A glimpse of what’s underneath the 27-year-old’s sudden downturn

What happens when you lose your wipeout pitch? We’re seeing it with Dylan Cease in 2023.
| Kamil Krzaczynski-USA TODAY Sports

What’s going wrong with Dylan Cease? Many observers correctly predicted that he would have some difficulty duplicating the results that landed him in the Cy Young runner-up spot last year. But this kind of regression — a 4.91 ERA on the 2023 season and career-worst 8.04 mark in August — is beyond what even the most pessimistic saw coming.

Pitching is complicated, and there’s no single thing to point to in explaining Cease’s struggles. On an individual level, all of his pitches are performing worse than they have over the past few years. Walks, hits, homers, they’re all up. There’s a delicate balance of skills required to pitch at the level that he did last year, and disrupting any of them can cascade into even more issues down the line.

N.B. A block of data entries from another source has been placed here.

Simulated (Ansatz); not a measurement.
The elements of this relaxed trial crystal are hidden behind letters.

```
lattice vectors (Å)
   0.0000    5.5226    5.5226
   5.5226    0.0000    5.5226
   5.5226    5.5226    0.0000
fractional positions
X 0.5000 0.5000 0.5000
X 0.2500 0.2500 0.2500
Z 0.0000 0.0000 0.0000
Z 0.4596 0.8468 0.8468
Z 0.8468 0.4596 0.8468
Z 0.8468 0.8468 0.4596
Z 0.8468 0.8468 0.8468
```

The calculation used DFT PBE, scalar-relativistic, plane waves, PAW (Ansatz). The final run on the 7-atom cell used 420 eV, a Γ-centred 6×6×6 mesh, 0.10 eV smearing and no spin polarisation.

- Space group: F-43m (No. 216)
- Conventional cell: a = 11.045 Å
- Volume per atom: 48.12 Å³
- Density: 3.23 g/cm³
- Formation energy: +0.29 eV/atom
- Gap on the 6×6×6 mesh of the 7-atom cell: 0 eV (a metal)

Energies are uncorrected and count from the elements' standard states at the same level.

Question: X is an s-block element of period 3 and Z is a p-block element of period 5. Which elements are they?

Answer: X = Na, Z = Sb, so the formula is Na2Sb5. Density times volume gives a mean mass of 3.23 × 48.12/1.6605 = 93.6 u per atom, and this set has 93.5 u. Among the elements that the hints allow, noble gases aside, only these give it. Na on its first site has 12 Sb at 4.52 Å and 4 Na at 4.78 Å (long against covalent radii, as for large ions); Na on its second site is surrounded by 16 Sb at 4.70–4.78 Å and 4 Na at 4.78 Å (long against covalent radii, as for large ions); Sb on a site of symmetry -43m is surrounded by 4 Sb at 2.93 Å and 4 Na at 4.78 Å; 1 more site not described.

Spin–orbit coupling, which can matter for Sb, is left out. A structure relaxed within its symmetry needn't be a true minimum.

MLB: Oakland Athletics at Chicago White Sox
In the midst of an eight-run stinger against Oakland.
Kamil Krzaczynski-USA TODAY Sports

We can start with Cease’s slider. In 2022, it was one of the most dominant pitches in recent memory, racking up 36 runs saved above average, by Baseball Savant’s run values. That was 11 more than Shohei Ohtani’s sweeper, in second place. It’s down to a mere 10 runs better than average in 2023, and since the start of August, its RV has been -0.3. The slider’s whiff rate has remained pristine, and on the season, it’s missed just as many bats as it did last year. But it’s easy to find problems without needing to dig much deeper.

There are the three Ls, of course: location, location, location. Nearly a full quarter of Cease’s sliders, a whopping 24.3%, have wound up in what Baseball Savant classifies as the waste zone, the areas so far off the plate that it’s more or less an auto-take for a batter. That’s one of the highest marks in the league — easily the highest of anyone who throws their slider as often as Cease does — and nearly double the 13% it was last season. That’s a lot of non-competitive pitches, and a lot of counts and outcomes are worse than if he had tempted the hitter with a swing.

Cease is not just getting burned off the plate, either. When hitters do make contact, they’re making better contact. The slider’s wOBA on contact — think of this as a kind of statcast BABIP that includes home runs — has jumped nearly 130 points, from an elite .244 in 2022 all the way up to .370 this season.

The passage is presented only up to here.